WCM Search

Document created by resplin Employee on Jun 6, 2015
Version 1Show Document
  • View in full screen mode

Obsolete Pages{{Obsolete}}

The official documentation is at: http://docs.alfresco.com



{{AVMWarning}}
AVM


Search


Searching against a WCM store is the same as searching against an ADM store, as described on the Search page. The search API is the same. Some index fields are modified as described below, these are mostly only intended for internal use. PATH is the major exception which matches paths in the avm store, where there is no name space prefix. Paths are like '/a/b/c/d'.

Lucene based search is only available for the latest snapshot of the head revision for staging. It is not available for user sand boxes, workflow sandboxes etc.

XPath based searching is available for all WCM stores, with the caveat that performance may be slow depending on the query and the store structure, as the implementation walks the object model. This follows the same implementation as the ADM stores. XPath searching is always available for all stores and requires no configuration. Searches are always live, and not just available for the last snapshot.

A StoreRef is sufficient to identify the store for the search.

A search against an avm store can be performed via Java, JavaScript, Freemaker template or the node browser. It is not yet exposed via open search. As the API is the same, searches via web services etc are the same apart from the store context.


Indexing


Indexing takes place for a limited number of avm actions. These are:


  • taking a snapshot;
  • creating a store;
  • purging a store; and
  • moving a store.

All other actions have no effect on the index. So new additions to a wcm store will not be found until a snapshot is taken. If the snapshot is indexed asynchronously then the addition will not be found until the snapshot has been indexed in the background.

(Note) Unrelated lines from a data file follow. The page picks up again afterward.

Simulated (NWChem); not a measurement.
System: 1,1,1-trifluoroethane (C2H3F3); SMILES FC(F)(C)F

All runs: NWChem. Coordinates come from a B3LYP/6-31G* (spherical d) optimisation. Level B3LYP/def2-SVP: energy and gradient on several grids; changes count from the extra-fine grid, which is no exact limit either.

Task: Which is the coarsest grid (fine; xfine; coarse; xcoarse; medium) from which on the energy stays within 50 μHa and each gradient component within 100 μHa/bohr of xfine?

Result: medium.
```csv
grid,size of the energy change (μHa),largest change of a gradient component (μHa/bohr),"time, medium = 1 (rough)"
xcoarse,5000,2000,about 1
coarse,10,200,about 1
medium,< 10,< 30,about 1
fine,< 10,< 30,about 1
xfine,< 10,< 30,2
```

For synchronous indexing, search works immediately after any snapshot. After the snapshot any searches in the same transaction will find the changes in the snapshot. After the snapshot is committed all users will see the changes. 

Indexing of a snapshot may take place asynchronously or synchronously. AVM store creates and purges are indexed synchronous. Move is a mixed beast - the index for the old store is synchronously deleted, the new index is synchronously created and the initial snapshot may be indexed asynchronously or synchronously, depending on the configuration.


Altered Fields in the index compared with ADM


ID
This is multivalued entry in WCM indexes. It contains the avm node ref and the full path - including the store. It can be used in the same way as the ADM index. It will also match the full avm path to the object.

PARENT
is the path to the parent (as it needs to match the parent's ID)

ANCESTOR
(container index entries only) The IDs of all parent containers as paths.

PATH
(container index entries only) The full avm path to the container.
This is not the PATH as exposed for search and is not available via lucene parsed queries.

ISCATEGORY
Unused as categories are not yet supported in the AVM index

Fields that do not exist in the AVM index
FTSSTATUS
LINKASPECT
PRIMARYASSOCIATIONTYPEQNAME
PRIMARYPARENT
QNAME
TX

All other fields are as described in |Fields in the index and how they are exposed for queries




Configuration


Configuration is set in a method interceptor bean definition that wraps AVM calls. This is defined by default in public-service-context.xml and can be over-ridden. The default configuration is shown below. By default staging areas are indexed synchronously. There is an extension example for asynchronous indexing. Remember, if you configure asynchronous indexing your query results may be out of date.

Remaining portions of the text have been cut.